Topological Sort

Topological Sort of a directed graph is a linear ordering of its vertices such that for every directed edge (U, V) from vertex U to vertex v , U comes before V in the ordering.

Given a directed graph, find the topological ordering of its vertices.

Input: Vertices=4, Edges=[3, 2], [3, 0], [2, 0], [2, 1]
Output: Following are the two valid topological sorts 
1) 3, 2, 0, 1
2) 3, 2, 1, 0

The basic idea behind the topological sort is to provide a partial ordering among the vertices of the graph such that if there is an edge from U to V , then U ≤ V. Here are a few fundamental concepts related to topological sort:

• 1 Source: Any node that has no incoming edge and has only outgoing edge is called a source
• 2 Sink: Any node that has only incoming edges and no outgoing edge is called a sink
• 3 We can say that a topological ordering starts with one of the sources and ends at one of the sinks
• 4 A topological ordering is possible only when the graph has no directed cycles. i.e if the graph is a Directed Acyclic Graph. If the graph has a cycle, some vertices will have cyclic dependencies which makes it impossible to find a linear ordering among vertices.

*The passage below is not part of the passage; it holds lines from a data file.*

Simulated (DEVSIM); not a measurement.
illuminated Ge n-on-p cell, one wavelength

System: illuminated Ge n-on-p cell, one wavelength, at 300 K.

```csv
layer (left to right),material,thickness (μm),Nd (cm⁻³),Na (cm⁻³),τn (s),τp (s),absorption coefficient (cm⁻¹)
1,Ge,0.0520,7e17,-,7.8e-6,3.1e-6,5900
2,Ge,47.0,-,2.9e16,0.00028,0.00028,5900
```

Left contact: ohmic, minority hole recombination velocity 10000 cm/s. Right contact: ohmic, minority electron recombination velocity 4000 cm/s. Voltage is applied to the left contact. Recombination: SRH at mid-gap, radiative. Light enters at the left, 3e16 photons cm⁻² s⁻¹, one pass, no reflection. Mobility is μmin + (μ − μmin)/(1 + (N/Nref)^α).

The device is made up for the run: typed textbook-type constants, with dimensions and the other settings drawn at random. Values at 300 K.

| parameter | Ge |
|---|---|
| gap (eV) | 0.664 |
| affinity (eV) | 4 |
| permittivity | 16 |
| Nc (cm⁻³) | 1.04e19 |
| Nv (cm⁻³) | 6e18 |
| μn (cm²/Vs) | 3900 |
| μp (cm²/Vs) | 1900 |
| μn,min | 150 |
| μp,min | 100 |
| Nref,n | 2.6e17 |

To find the topological sort of a graph we can traverse the graph in a Breadth First Search (BFS) way. We will start with all the sources, and in a stepwise fashion, save all sources to a sorted list. We will then remove all sources and their edges from the graph. After the removal of the edges, we will have new sources, so we will repeat the above process until all vertices are visited.

function topologicalSort(vertices, edges) {
  const sortedOrder = [];
  if (vertices <= 0) {
    return sortedOrder;
  }
// a. Initialize the graph
  const inDegree = Array(vertices).fill(0);
  const graph = Array(vertices).fill(0).map(() => Array());
// b. Build the graph
  edges.forEach(edge => {
    let parent = edge[0];
    let child = edge[1];
    graph[parent].push(child);
    inDegree[child]++;
  });
// c. Find all sources
  const sources = [];
  for (let i = 0; i < inDegree.length; i++) {
    if (inDegree[i] === 0) {
      sources.push(i);
    }
  }
// d. For each source, add it to the sortedOrder and subtract one from all all of its children's in-degrees
// if a child's in-degree becomes zero, add it to the sources queue
while (sources.length > 0) {
  const vertex = sources.shift();
  sortedOrder.push(vertex);
  graph[vertex].forEach(child => {
    inDegree[child] -= 1;
    if (inDegree[child] === 0) {
      sources.push(child);
    }
  });
}
if (sortedOrder.length !== vertices) {
  return [];
}
return sortedOrder;
}